Telecommuting's carbon footprint isn't so small

It's easy to sit at your desk at home, telecommuting and think how much you're saving the environment by not driving one of those fossil-fueled cars on the Interstate.

Today, New Scientist had this to say about that: Not so fast. Estimates quoted by the magazine were that it may take 152 billion (yes, with a B) kilowatt hours per year to power just the data centers that keep the Internet from turning off. That doesn't include the energy used by, say, your laptop and router and printer and everyone else's computers, routers and other peripherals.

All said and done, New Scientist said the Internet could be responsible for, perhaps, 2 percent of manmade carbon dioxide emissions. That's as much as the aviation industry. You know, jet planes.

A previous study by security-technology company, McAfee, and technology-research company, ICF International, stated that the 62 trillion (yes, with a T) spam e-mails sent last year helped contribute to the problem. Google also said a while back that a typical search generates .02 grams of carbon dioxide. According to New Scientist, that means 1,000 searches produce as much "as an average European car travelling 1 kilometre."
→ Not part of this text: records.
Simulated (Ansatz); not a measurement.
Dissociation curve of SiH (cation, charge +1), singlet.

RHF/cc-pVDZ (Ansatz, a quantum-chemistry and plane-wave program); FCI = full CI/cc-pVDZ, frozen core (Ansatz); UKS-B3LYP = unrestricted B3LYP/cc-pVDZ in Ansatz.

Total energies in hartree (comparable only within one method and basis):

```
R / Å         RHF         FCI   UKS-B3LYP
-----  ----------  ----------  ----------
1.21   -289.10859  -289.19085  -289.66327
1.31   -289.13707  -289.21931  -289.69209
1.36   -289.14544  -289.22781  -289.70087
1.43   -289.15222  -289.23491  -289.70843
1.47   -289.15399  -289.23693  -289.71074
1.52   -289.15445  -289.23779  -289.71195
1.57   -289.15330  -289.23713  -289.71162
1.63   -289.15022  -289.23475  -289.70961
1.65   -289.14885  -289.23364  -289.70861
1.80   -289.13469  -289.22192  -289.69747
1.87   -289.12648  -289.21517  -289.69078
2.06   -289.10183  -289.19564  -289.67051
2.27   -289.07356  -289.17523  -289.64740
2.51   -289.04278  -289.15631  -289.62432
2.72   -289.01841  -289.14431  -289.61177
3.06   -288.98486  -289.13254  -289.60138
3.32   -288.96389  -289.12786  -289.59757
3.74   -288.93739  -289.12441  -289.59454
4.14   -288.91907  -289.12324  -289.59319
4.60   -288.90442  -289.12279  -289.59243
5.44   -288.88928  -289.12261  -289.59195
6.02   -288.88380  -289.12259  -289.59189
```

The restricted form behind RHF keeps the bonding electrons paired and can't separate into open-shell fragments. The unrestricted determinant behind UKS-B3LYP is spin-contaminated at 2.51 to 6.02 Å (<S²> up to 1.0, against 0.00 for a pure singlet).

More people are going online all the time - from 2000 to 2008, world Internet use increased an enormous 342 percent. So that carbon footprint will only increase as well, though Google, for example, has been adding so-called "green" data centers to reduce its carbon footprint by using more energy-efficient means to cool its computers.

And, if telecommuting (instead of driving cars) and video conferencing (instead of flying to a location for a meeting) manage to reduce the carbon footprint from traditional fossil-fuel transportation, it could end up at the very worst a zero-sum game and at the very best, a lot less carbon dioxide being released into the atmosphere.